The beach sits under a stand of Australian pines that throw real shade — a rarity on a Florida beach — with picnic tables tucked underneath. There's a beach concession, the Cayo Hueso Café, serving sandwiches (most under $12) on a shaded patio overlooking the water, plus rentals for snorkel gear, chairs, and umbrellas if you came empty-handed.
Bring water shoes. This is the one mistake everyone makes. The entry into the water is rocky, the bottom is rubble, and flip-flops will float right off your feet the moment you wade in. Water shoes are sold in the park gift shop if you forget, but you'll pay tourist prices for them. Pack a cheap pair before you leave the mainland.
The snorkeling: jetties, parrotfish, and the occasional nurse shark
If you've only ever snorkeled off a soft-sand beach and been disappointed, Fort Zach will reset your expectations. The action is around the two rock jetties — the breakwaters on the left and right edges of the swimming area. The rocks give fish something to live in, and the clear water gives you something to see them through.
What's down there: parrotfish grazing on the rocks, schools of silvery hardhead silversides, yellowtail snapper, the occasional grouper, and — this is the one that makes people gasp into their snorkels — nurse sharks resting in the shadows of the jetty rocks. They're docile bottom-dwellers and they want nothing to do with you. Leave them alone and they'll leave you alone. Fishermen work the same jetty from above, casting for snapper, jacks, and tarpon, so give the lines a wide berth.
A few honest caveats. This is shore snorkeling, not a reef trip — the famous coral reef is seven miles offshore and needs a boat. Visibility here swings with the wind and the tide; a calm morning before the afternoon sea breeze picks up is your best window, and a strong south wind can stir the bottom up enough to kill the clarity entirely, so check the forecast before you build your whole afternoon around it. And the rocks that make the snorkeling good also make the entry awkward, so wade in carefully and consider fins you can put on in waist-deep water rather than fighting them on at the shoreline. One more local trick: stay close to the rocks. The fish congregate where there's structure, and the open sandy patches in the middle of the swim area are comparatively empty — beginners tend to drift to the middle and then wonder where everything went. (If you're weighing a full day trip to the outer reef or the fort at Dry Tortugas instead, that's a different — and pricier — decision; our day-trip vs. overnight breakdown walks through when each is worth it.)

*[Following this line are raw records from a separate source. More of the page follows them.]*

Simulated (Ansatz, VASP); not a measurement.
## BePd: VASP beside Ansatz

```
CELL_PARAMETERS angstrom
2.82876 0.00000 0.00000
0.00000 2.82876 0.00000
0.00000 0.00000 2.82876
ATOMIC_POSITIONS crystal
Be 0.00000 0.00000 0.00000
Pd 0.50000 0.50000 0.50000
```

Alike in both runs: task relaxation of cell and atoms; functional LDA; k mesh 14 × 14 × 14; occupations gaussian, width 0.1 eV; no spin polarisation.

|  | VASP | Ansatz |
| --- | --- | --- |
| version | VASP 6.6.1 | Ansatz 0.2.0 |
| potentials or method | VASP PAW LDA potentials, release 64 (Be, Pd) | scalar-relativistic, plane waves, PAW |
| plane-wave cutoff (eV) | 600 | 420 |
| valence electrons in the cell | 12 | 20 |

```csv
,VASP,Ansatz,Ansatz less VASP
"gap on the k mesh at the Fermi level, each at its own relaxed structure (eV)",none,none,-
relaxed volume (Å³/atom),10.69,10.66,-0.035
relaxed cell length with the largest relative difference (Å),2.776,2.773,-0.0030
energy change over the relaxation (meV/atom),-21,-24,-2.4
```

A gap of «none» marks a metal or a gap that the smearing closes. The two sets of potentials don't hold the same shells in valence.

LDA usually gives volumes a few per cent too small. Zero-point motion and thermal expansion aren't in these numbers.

The fort: a dentist, a shovel, and 1968
Walk up from the beach and you hit the reason the whole place has "Fort" in its name. Fort Zachary Taylor is a squat brick fortress that took roughly two decades to build — construction started in 1845 and dragged through the 1850s, slowed by yellow fever epidemics and supply problems so chronic that the fort wasn't really finished until after the Civil War. It was named for President Zachary Taylor in late 1850, just months after he died in office.
Here's the twist that makes the fort more interesting than your average pile of bricks: Florida seceded in January 1861, but the fort never fell into Confederate hands. On January 13, 1861, a Union captain named John Milton Brannan quietly moved his 44 artillery troops into Fort Taylor — without waiting for orders — and locked it down before the Confederacy could grab it. For the rest of the war, the fort anchored the Union blockade of the Gulf, choking off the blockade runners trying to slip cotton out and supplies in. A Union fort, behind enemy lines, the entire war.
Then it got buried. In the 1890s, as the Army modernized for the Spanish-American War, engineers built a new gun battery — Battery Osceola — right on top of the old fort, and rather than haul the obsolete Civil War cannons away, they used them as fill. Dozens of cannons got entombed inside the new walls and forgotten.
For seventy years they stayed there. Then in 1968 a Key West dentist named Howard England started digging. He recruited volunteers he called his "sandhogs" and spent the next five years excavating cannons, shot, and ammunition out of the fort's walls and moats. By the time he was done he'd unearthed what's now recognized as the largest collection of Civil War cannons in the country — sources put the haul at dozens of guns (one commonly cited figure is 69), ranging from massive 10-inch Rodman guns to 100-pounder Parrott rifles. England's work is the reason the fort went from a forgotten eyesore to a National Historic Landmark in 1973, and to a Florida state park that opened to the public in 1985. Not bad for a guy whose day job was filling cavities.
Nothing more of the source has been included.